In his book "The Audacity of Hope," Barack Obama acknowledged that "sometimes there are facts that cannot be spun, just as an argument about whether it's raining can usually be settled by stepping outside." Checking the conditions outside is precisely what The Washington Times failed to do before conveying, without balance or rebuttal, the claim by Bob Deans of the Natural Resources Defense Council that "there is no doubt that global temperatures are increasing" ("Maverick geologist lauds greenhouse gas," Plugged in, Tuesday).

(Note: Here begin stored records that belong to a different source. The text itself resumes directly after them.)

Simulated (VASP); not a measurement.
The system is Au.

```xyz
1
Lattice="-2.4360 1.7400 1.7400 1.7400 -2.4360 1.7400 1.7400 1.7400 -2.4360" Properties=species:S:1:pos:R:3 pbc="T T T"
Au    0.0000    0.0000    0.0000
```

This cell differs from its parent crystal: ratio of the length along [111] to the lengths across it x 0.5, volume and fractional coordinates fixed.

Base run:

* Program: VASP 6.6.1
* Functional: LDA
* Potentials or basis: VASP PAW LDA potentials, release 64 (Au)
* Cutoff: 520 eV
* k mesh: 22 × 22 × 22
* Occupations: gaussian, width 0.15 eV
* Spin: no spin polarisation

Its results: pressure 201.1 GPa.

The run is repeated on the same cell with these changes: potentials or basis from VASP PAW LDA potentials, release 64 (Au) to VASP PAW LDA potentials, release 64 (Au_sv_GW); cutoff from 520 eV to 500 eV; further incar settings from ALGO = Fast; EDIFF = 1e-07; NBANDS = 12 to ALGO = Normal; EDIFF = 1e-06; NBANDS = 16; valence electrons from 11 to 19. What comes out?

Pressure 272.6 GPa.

It was bad enough to enable the NRDC spokesman's ritual claim of just how gauche it is to challenge science that has been declared "settled" without calling on him to enlighten readers as to when it was settled or what settled it. Even worse, the temperatures, like the rain, are easily accessible thanks to satellites placed in service in the late 1970s in response to the panic over supposed man-made global cooling. These satellites reveal that there has been no statistically significant warming for the past 13 years, a rapid cooling for the past eight years and otherwise plenty of doubt that global temperatures are increasing.
It is the job of the media to challenge, not perpetuate, such claims, particularly when the taxpayer spends many millions of dollars each year for the privilege of obtaining information that is proclaimed critically important and yet officially ignored in the rush to adopt a desired agenda.